Friday, March 19, 2010

Salisbury Steak Meatballs

So I was at it again. I was thinking I'd do something like barbecued meatballs from some ground pork I found on sale at the store. I also had a bunch of ground beef, so I though a mix of the two would be good. After cooking the meatballs in a skillet, I tried one before saucing and realized they tasted a lot like Salisbury Steak, but made with real meat. I have always been a sucker for Salisbury Steak, but it just doesn't chew quite like it is made from real meat. This had a nice flavor and I was really chewing something. I basically ended up with meatballs in a brown gravy. It was pretty good served over mashed potatoes.

Salisbury Steak Meatballs

1 lb ground chuck
1 lb ground pork
4 bread heals (saved in the freezer) pulsed in the food processor to make fresh bread crumbs
1 egg
1 larger onion, minced in the food processor (or grated on a box grater)
2 cloves garlic, minced with the onion
1/2 tsp chipolte powder (could use cayenne or leave it out)
1/2 tsp salt
1/2 tsp pepper
1 tsp thyme
1 tsp sage

Mix all ingredients in a bowl and form into small (1-inch) meatballs. Brown in a skillet in batches (draining on paper towels after cooking). Once all the meatballs are cooked there should be about 4 Tbsp grease in the pan. Add enough flour to the pan to make a thick grainy-looking paste (about equal parts grease and flour, but I didn't actually measure). Brown the flour for 3-5 minutes, stirring occasionally. Mix in 1 can (approx. 2 cups) chicken broth, stirring frequently until slightly thickened. Season with salt and pepper. Add meatballs back to the skillet and simmer until cooked through and the sauce has thickened to your liking (maybe 5 minutes).
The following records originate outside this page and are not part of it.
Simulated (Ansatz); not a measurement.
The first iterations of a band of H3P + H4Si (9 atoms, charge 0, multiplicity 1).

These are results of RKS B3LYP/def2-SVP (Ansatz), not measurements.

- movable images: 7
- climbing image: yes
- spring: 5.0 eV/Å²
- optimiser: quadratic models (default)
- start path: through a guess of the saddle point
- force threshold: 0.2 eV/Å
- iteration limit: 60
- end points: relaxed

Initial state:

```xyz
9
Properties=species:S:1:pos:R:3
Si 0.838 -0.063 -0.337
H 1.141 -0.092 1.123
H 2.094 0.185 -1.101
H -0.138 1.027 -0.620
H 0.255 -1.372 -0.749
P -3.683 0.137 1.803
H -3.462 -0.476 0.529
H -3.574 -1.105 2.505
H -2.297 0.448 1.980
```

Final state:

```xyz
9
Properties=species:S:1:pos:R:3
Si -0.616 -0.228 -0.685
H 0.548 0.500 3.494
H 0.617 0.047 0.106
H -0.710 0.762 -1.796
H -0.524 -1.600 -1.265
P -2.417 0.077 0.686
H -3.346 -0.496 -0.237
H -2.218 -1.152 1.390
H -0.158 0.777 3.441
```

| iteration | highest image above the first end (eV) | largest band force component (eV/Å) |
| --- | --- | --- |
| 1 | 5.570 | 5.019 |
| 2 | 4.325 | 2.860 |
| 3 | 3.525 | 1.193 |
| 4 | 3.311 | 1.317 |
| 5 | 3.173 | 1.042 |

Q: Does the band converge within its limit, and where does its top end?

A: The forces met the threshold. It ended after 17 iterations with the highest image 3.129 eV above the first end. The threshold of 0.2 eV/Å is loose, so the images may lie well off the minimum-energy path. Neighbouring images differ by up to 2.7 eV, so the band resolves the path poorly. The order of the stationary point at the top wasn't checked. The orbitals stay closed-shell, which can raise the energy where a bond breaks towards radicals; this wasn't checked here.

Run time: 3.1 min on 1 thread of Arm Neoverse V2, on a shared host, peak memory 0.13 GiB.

We served this with mashed potatoes, but I really should have had some peas too so that it was just like the TV dinners of old. You remember, the ones that were in a foil tray and went in the oven. I must admit, I really liked those. The microwaved ones are just not that good.

Thursday, March 18, 2010

Rattlesnake Brownies

No I didn't put snake in the brownies. A rattlesnake is a layered shot with equal parts Kahlua, Creme de Cocoa, and Irish Cream, although I prefer them mixed and chilled (thanks McNugget). This recipe is based on the Boozy Irish Cream Brownies found on Baking Bites. I figured if Bailey's brownies were good, Rattlesnake brownies would be even better. I did change the glaze recipe, though. It was just coming out too thick for me. And the extra booze can't hurt.

Rattlesnake Brownies

1/3 cup butter
2/3 cup sugar
1/3 cup cocoa powder
1 egg
1 tsp. vanilla
3/4 cup flour
1/4 tsp. baking soda
1/4 tsp. salt
1/2 cup Rattlesnakes (or just shy of 3 Tbsp. Kahlua, 3 Tbsp. Creme de Cocoa, and 3 Tbsp. Irish Cream)

2 2/3 Tbsp. butter (just us the remainder of the stick from the brownies)
2 Tbsp. Rattlesnakes (or 2 tsp. Kahlua, 2 tsp. Creme de Cocoa, and 2 tsp. Irish Cream)
1 Tbsp. cocoa powder
1 cup powdered sugar

Preheat oven to 350F. Grease a 9x9-inch square baking dish. In a medium saucepan, melt butter. Mix in sugar and cocoa powder until smooth. In a large bowl, combine flour, baking soda, and salt. Mix in cocoa mixture. Add egg, vanilla, and rattlesnake mix.

Bake for 22-26 minutes, until it tests done with a toothpick.

While the brownie bakes make the glaze. In your saucepan (no need to wash, we're starting with butter, cocoa, and sugar anyway), melt butter. Add cocoa. Off the heat add Rattlesnake mix and powdered sugar. (If it's too thick, thin a bit more with milk or more Rattlesnake mix.) Pour the glaze over the brownies as soon as they come out of the oven. Spread the glaze out to the corners and let cool.

Tuesday, March 2, 2010

Better than Hamburger Helper

So I had a good bit of sauce left from the Roast with Red Gravy I came up with the other day. I figured I could add some basil and oregano and have an Italian-ish dish. So I browned a pound of hamburger and added about a tsp. each of basil and oregano, then added about 3 cups, or so, of sauce. It didn't really taste Italian. It seemed like something better than Hamburger Helper. I guess real vegetables in the sauce will do that. I served this over a box (13.5 oz.) of cooked whole wheat pasta. The sauce was flavorful enough that no one noticed that the pasta was whole wheat. Even better, all of the boys liked it, which is more than I can say for most pasta dishes.